Security and privacy are top concerns for many IT professionals, and it's especially relevant now, after 2014's highly publicized data breaches.
Because of the constant concerns about security and privacy, Tech Pro Research, ZDNet's premium content sister site, conducted a new survey on the topic and compared the results back to a previous survey from 2013.
Companies around the world were victim to numerous bouts of malware, insider threats, stolen data and exploited vulnerabilities, many of which prompted urgent or emergency patches that disrupted IT departments and users alike. Big companies weren't immune to this plague, with Target and Home Depot suffering the sting of data breaches. Celebrities were also targeted, with compromised iCloud accounts resulting in personal photos being leaked online.
The numerous bouts of security and privacy breaches in 2014 were an obvious cause of concern to many, with 84 percent of survey respondents reporting an increase in security and privacy concerns for this year, compared to 2014. It's clear that almost everyone anticipates the need to prepare for security struggles in the upcoming months.
Many are confident that they will be able to handle the security threats, with 59 percent of respondents expecting to be more secure in 2015 and 32 percent predicting no change in their organization's security and privacy. Only 9 percent expect to be less secure than in 2014.
Security and privacy breaches
The survey found that 35 percent of organizations had experienced some type of security or privacy breach in 2014, with 11 percent reporting that it was a major breach, and 24 percent describing it as minor. Large companies and small companies were both affected by breaches, and larger companies with more than 1,000 employees were slightly more likely to have experienced a breach, with 40 percent experiencing a security breach, compared to 32 percent of companies with fewer than 50 employees.
And the industry most impacted was government, with education reporting no major breaches at all, and being better at blocking incidents than any other industry.
It's not a surprise that half of respondents stated their security budgets would increase, but it is somewhat unexpected that only 15 percent reported significant increases. About a third stated slight increases were underway.
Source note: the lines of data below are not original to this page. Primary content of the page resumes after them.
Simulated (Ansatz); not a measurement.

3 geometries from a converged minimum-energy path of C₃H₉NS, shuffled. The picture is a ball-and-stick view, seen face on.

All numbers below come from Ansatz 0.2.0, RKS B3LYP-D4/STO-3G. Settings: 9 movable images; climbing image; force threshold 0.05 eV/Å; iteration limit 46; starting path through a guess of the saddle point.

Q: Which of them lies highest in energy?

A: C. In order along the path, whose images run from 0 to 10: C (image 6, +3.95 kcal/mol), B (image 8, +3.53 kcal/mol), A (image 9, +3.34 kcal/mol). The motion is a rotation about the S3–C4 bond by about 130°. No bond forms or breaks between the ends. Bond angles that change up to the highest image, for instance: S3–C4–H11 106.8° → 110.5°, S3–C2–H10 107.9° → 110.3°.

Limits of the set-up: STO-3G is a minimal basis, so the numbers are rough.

Given the anything goes nature of 2014 security breaches -- which should have been a wake-up call for any organization too distracted or complacent to take security seriously -- one might expect higher spikes in funding. The fact nearly half of respondents stated their budgets would remain the same indicate that the ability to allocate significant security budget increases is rare. This is corroborated by the fact 34 percent of respondents felt lack of security budgeting would be a security challenge in 2015. It may also be that some respondent organizations felt they were doing well with what they had. Very few reported decreases in security funding; this isn't a priority which is expected to die down anytime soon.
The report shows that security and privacy are clearly full of challenges for companies that want to protect their data and assets from security and privacy violations. But, the report shows that confidence levels and planned projects mean that most respondents and their organizations feel up to the task.